Tuesday, June 24, 2008

Hip-Hop : is the medium the message? or are message and medium independent?





The above discussion analyzes whether political messages in hip-hop are useful. John McWhorter has published a new book entitled All About the Beat: Why Hip-Hop Can't Save Black America.

Having not read the book, my comments are purely based on the full-length video available here.

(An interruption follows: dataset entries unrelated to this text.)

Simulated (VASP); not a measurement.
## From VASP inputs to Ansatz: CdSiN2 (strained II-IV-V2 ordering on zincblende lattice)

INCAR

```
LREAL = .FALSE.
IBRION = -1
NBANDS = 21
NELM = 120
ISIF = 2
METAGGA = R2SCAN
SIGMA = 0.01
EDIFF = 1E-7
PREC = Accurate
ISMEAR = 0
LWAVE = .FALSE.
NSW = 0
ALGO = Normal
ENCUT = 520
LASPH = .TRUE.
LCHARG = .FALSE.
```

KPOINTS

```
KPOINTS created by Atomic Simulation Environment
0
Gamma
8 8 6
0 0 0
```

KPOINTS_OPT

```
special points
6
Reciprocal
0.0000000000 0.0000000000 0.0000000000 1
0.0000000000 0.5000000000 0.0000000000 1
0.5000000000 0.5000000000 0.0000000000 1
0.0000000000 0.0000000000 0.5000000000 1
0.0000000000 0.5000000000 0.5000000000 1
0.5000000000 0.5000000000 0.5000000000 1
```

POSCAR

This discussion, and likely this book, delves into an interesting debate: the value of hip-hop. There is a broad range of opinion. Many approach it at the distance Rock and Roll was approached by previous generations, that is to say with disgust. Such people do not like its sound, its messages and its style. The converse would be those who embrace every aspect of it. Yet there is a middle-ground: appreciation of pure aural aesthetics, verse whit, lyricism, flow etc. and a combination of all of the above. John McWhorter questions the potential of political messages in hip-hop. He notes the repetitive rhetoric hip-hop music contains such as "f*ck the police" and "I sell crack". Missing, McWhorter notes, are some of the crucial issues affecting black people - HIV/AIDS - . Yet hip-hop as an art form is not race-specific. Further, when hip-hop is employed in its common context of the 'hood, it is often used in the form of a reaction rather than for the purpose of making a positive point. In other words, it is an outlet rather than a platform. But then again, it can also be used as a platform... In essence, McWhorter's efforts to distill this artform to such a specific generalization fails to appreciate the overbearing purposes behind the artform. That is that it is multifaceted. His optimistic reverence for activism further filutes his understanding of hip-hop that does focus on the issues he wishes they focused on. He underestimates the impact of media on peoples' opinion and understanding; that to many, our only glimpse into several grave matters is hip-hop.

Does the medium overpower the message? McWhorter thinks so. He believes in the musical merit it contains, but that the message is muffled.